Mapping file in partitions

Old-timers like me probably remember the PCTools defragger interface where you could see the map of the blocks moving while data were compacted. I had the need to at least get an equivalent static picture for a set of files in Linux partitions. Shortest way was
1/ a small program extracting filesystem and data index informations and generating XML data, this need to run as root. It takes the list of files either on the CLI or using a --list filelist option
2/ a small XSLT stylesheet generating SVGs out of it (there is a line wrapping bug I know, not implemented yet).

First example was to map the set of file from /etc/readahead.files, here is the first map. Then by doing:

mkdir /temp
for f in `cat /etc/readahead.files` ; do \cp -f $f . ; done
rm -f temp/*
for f in `cat /etc/readahead.files` ; do \cp -f $f . ; done

The new set of files in /temp looks easier to fetch from disk. So at least from a basic experiment it seems one could do some interesting trick to speed up loading a bunch of files even without implementing hard kernel APIs. This still need a lot of work to really get an estimate of how best to do this and how efficient it would really be (plus the map does not include the directories and fs metadata)

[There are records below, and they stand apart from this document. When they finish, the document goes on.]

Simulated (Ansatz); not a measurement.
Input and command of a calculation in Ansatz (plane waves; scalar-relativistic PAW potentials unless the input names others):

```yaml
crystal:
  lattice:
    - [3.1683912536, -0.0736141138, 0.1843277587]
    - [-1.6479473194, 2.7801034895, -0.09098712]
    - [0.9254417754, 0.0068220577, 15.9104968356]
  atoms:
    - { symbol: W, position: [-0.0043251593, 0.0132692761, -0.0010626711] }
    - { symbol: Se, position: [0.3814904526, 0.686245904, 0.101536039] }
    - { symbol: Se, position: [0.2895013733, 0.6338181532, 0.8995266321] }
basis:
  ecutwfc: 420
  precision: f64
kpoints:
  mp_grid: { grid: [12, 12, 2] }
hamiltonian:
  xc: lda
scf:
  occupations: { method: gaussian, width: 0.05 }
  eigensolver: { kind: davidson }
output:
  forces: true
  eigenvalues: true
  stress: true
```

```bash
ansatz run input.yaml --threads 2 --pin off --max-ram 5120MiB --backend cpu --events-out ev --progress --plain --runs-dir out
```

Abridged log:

BTW is there an SVG viewer with <title> support, i.e. showing a tooltip with the string associated with the element, that would allow to just point at the block and see what file it maps to, that would be extremely convenient and possibly fun too. Speaking of fun I ran it for the list generated by rpm -ql openoffice.org ... try it, it's scary ! The fact that I ran multiple upgrades of my system instead of fresh reinstalls is likely to have made thing worse.